Here's the beginning of a letter I'll (soon) send out to family and friends, some ideas which I've posted here before.
There is generally nothing more boring, especially for those who weren't on the trip, as a letter about one's vacation. But I know my powers of speech will fail if anyone asks how it was, and I'll be able to offer little else but a tongue-tied "amazing." So, instead, here are some brief (I promise) impressions of the Hanukkah week I just spent in Israel with [my congregation], my first visit ever.
I expected this trip to be about the place and people, and my community--and it was all those things--but mostly it was about me. All my ideas about Israel have been challenged, and most of them changed.
As some of you know, I got on the plane with mixed feelings. Israel wasn't part of the conversation when I was growing up, even though I attended an Orthodox Hebrew school (a really bad one) and my father prayed three times a day. We were concerned with the here and now, and Israel seemed to represent a place, like the Eastern Europe of my grandparents, from which we needed to move on. We sponsored trees and gave tzedaka, but out of a sense of duty rather than passion.
After many years during which I rarely set foot in a synagogue, I joined [...] and discovered I really did like being Jewish. But I still didn't understand the Israel part, and the more involved I became in Jewish life, the more this gap felt like a chasm between myself and the rest of my community. Israel was a color on a map, an angry paragraph in the newspaper. I had no sense of its people or soul. I felt like I was missing a point that everyone around me seemed to get it in a very profound way, and began to wonder if I was even capable of understanding. What right did I have to stand at the bima and chant Torah if I was unable to comprehend the central message of the whole story?
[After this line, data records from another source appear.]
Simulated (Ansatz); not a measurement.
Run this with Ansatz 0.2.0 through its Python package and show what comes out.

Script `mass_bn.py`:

Until the we reached the end of the runway, I wasn't fully convinced I'd get there, or even sure I was supposed to be there at all. I started to change my mind after we landed and I saw Hebrew signs and mezzuzot in the airport. You'll be amazed, my friends had said; everyone in this country speaks in the language of prayerbooks! But I wasn't surprised at all. It seemed completely natural, familiar. I know very little Modern Hebrew, but recognized "Exit/Yetziah" --as in "yetziat Mitzrayim," the exodus from Egypt--in red above all the doorways. This was the language--a whole country full of it--of Shabbat, of secrets and thoughts I admit only to myself and to God.